Architecture

Monitoring-as-Code is a Prometheus/Grafana based framework only. We are not responsible for the Prometheus and Grafana monitoring and alerting infrastructure which support the artefacts generated by MaC. (Although we do provide a local docker-compose setup which simulates a highly available Prometheus/Grafana environment.)

Architecture Diagrams

Logical Architecture

The MaC framework is invoked via a continuous integration pipeline and generates 3 artefacts: recording rules, alerting rules and dashboards.

Dashboard Hierarchy

Physical Architecture

MaC artefacts are injected into Prometheus and Grafana instances at runtime using a number of distribution options.

Dashboard Hierarchy

Platform setup

The following platform setup is required to maximise the use of MaC:

Telemetry capture

MaC is depending on Prometheus scraping the appropriate metrics from targets such as client instrumented apps, kubernetes controller/worker nodes and AWS CloudWatch namespaces.
Alertmanager and/or Incident Response Tool Configuration, Templating and Egress.

The appropriate recipients and templates should be configured on Alertmanager or Alert Management tooling such as Pager Duty/Ops Genie to ensure labels and annotations are propagated to ServiceNow for incident response.
Monitoring-as-Code adoption

MaC can be adopted by pulling the container from our GitHub Registry, setting up a mixin definition file and invoking manually through a shell script or via a pipeline using a Docker run command.

Monitoring & Alerting Specification

Prometheus/Grafana is used for metrics-based monitoring and a perfect candidate for generating SLIs based on a combination of different telemetry. It should be complimented by other tools providing synthetics and distributed tracing in a composite monitoring architecture.

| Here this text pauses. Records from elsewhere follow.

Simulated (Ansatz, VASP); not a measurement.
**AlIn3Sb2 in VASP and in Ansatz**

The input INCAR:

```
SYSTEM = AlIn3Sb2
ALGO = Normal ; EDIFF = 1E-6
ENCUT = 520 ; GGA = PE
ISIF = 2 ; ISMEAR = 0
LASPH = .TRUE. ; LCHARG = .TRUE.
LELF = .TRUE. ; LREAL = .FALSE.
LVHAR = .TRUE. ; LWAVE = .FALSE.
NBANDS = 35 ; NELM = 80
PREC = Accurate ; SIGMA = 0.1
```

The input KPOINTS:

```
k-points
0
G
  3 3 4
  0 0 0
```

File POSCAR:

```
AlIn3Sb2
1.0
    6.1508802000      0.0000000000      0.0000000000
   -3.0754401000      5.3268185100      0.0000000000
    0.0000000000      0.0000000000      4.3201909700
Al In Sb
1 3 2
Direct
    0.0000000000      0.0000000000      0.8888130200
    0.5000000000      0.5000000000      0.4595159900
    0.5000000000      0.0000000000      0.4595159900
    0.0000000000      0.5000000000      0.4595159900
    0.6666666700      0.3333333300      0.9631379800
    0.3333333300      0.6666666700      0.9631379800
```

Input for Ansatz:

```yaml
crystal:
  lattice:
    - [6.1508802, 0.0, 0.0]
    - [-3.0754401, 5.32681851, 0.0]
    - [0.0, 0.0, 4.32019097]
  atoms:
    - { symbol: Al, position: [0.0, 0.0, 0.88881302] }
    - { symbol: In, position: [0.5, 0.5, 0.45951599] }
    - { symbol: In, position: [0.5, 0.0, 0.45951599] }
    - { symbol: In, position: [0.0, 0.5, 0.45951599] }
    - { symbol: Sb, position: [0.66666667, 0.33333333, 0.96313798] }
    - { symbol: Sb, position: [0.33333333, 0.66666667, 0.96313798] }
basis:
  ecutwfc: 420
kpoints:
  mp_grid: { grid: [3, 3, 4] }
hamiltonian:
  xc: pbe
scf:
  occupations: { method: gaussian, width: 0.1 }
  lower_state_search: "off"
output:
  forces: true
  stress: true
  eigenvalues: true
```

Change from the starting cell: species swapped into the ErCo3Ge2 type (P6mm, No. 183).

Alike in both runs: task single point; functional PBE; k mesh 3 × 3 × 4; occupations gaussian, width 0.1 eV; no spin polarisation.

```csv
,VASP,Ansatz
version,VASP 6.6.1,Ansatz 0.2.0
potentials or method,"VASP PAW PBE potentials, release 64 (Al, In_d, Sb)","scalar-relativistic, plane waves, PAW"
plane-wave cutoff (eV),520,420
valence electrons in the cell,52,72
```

Category	Use	Tooling	Observability Pillar	MaC Coverage
Application performance monitoring	Investigate the behaviour of your application at the service level. Determine where calls are going and how they perform.	Prometheus/Grafana	Metrics	✅
Infrastructure Monitoring	Determine the health and performance of the containers, environment and managed services your applications run on. In AWS CloudWatch namespace provide	Prometheus/Grafana (via AWS CloudWatch scrape)	Metrics	✅
Real user monitoring	Understand the experience of real users by collecting data from browsers about how your site performs and looks.	Dynatrace RUM	Traces	❌
Synthetic monitoring	Allows you to test and measure the experience of your web application by simulating traffic with set test variables.	Dynatrace Synthetics / Pingdom	Metrics	❌
Alerting	Handles alerts sent by client applications, deduplicating, grouping, and routing them to the correct receiver integration.	Prometheus Alertmanager	Metrics	✅
Log Capture, Aggregation, Viewer	Aggregate, manage and analyse logs generated from your application and infrastructure. Troubleshoot the why behind what.	Elasticsearch (ELK) / Splunk	Logs	❌
Incident Response / Ticketing	IT Service Management tooling for Incident, Problem and Change Management	ServiceNow	Metrics	✅

Non-functional Requirements

Release Management Process

This monitoring framework does not get deployed into an environment but is instead executed from within a pipeline. MaC automation pipelines are detailed in the contribution guide.

Accessibility

N/A at the moment as we are utilising Grafana out of box dashboards, however we will periodically review this to see once Grafana provides updates that provides enhancement accessibility features.

Recovery process

N/A - This is a metric based monitoring tool which utilises existing Prometheus and Grafana products. This means no additional policy/process are required - following existing practices.